A lesson in togetherness from a car breakdown in the searing heat

There’s never a good time to be stranded in your car, and definitely not when it’s 43 degrees Celsius on an August afternoon. Worse still is when you have a crying kitten quaking in the backseat, with a heatstroke only moments away. Add to that already being fifteen minutes late for work, because the car had decided to give up not once, but twice on the way.

The tipping point is officially reached once the car gets to what feels like its final halt at a red light on a key junction on one of the central roads into Nicosia, just as the first tired wave of office workers begins to head back home from their nine to fivers.

So, what does one do? Well, spoiler: while panicking might feel like an appropriate reaction, it offers precisely zero practical benefit – as extensive field experience has proven.

In a situation like this, and with little idea on what could possibly be wrong with an oh-so-reliable Mazda that has for the longest time made a trustworthy companion for exploring the island, despite its 24 years, one finds themself wishing for neat little sinkhole to open up, just big enough for one.

As it is with older cars, things that should theoretically be working not always do. The warning light easily turns into a panic indicator. Now imagine that accompanied by the deafening meowing of a rightfully screaming foster kitten that was supposed to be delivered to its future forever home an hour ago.

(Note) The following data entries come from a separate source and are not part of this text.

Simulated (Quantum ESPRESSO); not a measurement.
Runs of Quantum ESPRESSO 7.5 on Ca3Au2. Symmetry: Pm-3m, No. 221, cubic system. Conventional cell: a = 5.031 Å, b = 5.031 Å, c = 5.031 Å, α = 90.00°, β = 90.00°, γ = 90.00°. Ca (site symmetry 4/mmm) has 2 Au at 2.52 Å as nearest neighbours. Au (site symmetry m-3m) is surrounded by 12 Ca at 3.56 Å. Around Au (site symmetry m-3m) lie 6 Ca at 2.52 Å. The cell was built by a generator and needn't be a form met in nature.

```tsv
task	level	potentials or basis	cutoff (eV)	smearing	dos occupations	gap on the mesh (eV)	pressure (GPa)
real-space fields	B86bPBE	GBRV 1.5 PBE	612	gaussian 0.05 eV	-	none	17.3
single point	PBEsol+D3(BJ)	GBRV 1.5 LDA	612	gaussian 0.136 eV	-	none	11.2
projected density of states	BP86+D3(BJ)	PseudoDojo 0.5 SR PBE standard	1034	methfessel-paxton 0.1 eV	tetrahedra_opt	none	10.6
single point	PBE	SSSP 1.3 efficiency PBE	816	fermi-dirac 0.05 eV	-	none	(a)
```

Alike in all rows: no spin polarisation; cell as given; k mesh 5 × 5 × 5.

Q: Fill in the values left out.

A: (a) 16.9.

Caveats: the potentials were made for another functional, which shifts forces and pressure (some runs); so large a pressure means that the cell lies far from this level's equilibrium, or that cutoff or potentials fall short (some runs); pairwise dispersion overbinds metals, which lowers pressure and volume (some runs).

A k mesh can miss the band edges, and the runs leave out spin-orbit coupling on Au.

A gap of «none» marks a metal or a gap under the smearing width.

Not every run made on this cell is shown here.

Phone at 13 per cent and on the verge of overheating, the charger in the car has given up, just like the air conditioning.

An elderly couple have a heart and stop, their eyes caught by the visibly desperate scene starring a nervously smoking young woman and a red box whose content lets out a deafening meow every 30 seconds.

After almost two years of residing in Cyprus, the vocabulary still does not quite stretch to car parts yet. The pappou understands regardless, and after a brief assessment has equally little idea of what exactly is wrong with the car.

It is decided that recharging the battery is worth a try, even if it doesn’t necessarily look like that’s the issue – though at least one of the three warning lights suggests otherwise.

The elderly gentleman parks their saloon Honda diagonally in front the Mazda while his wife in the passenger seat judges your entire life through the windshield .

Cars pass by, visibly annoyed by the blocked road. But anyone who’s been involved in a similar incident with an automatic vehicle knows: if it stalls, rolling it to the side just isn’t an option.

Another car stops. An off-duty police woman leans in with a big smile.

“Are you okay?” she asks, first in Greek, then – probably clocking the not-so-Cypriot blonde hair, switches to English. Her eyes land on the kitten, she immediately understands that help is needed or the cat will collapse.

“Listen,” she says, “give me the cat. I’ve got air conditioning at home. Pick her up later.”

Numbers are exchanged. Names too. The kitten is handed over. Angela, the policewoman, drives away.

Back at the car, the battery seems to have charged, the engine starts – a significant progress at this point. Maybe it was the battery after all. The elderly couple smiles and drives off within minutes. Suddenly, the gearbox makes a noise it definitely shouldn’t. The engine dies again.

To be fair, the gearbox had admittedly felt a bit loose earlier in the day, but that felt more like a little ache and not quite as concerning as this.

A car stops behind, this time not diagonally, but neatly. A man with a big smile steps out. Shahid, in his fifties, from Pakistan. The debugging process continues and eventually the gearbox is determined as the verdict. It is now obvious that there is nothing to be done here anymore. This needs a mechanic.

Work has started almost two hours ago. Maybe it’s time to call the insurance.

A one hour timeframe is announced for road assistance to arrive at the scene – it’s the day before the long mid-August weekend, it’s almost a miracle that they come out at all.

Shahid, while enduring the heat and passive chain smoking, assures his support. He stays for company and casually mentions he has a second car he’d be happy to lend.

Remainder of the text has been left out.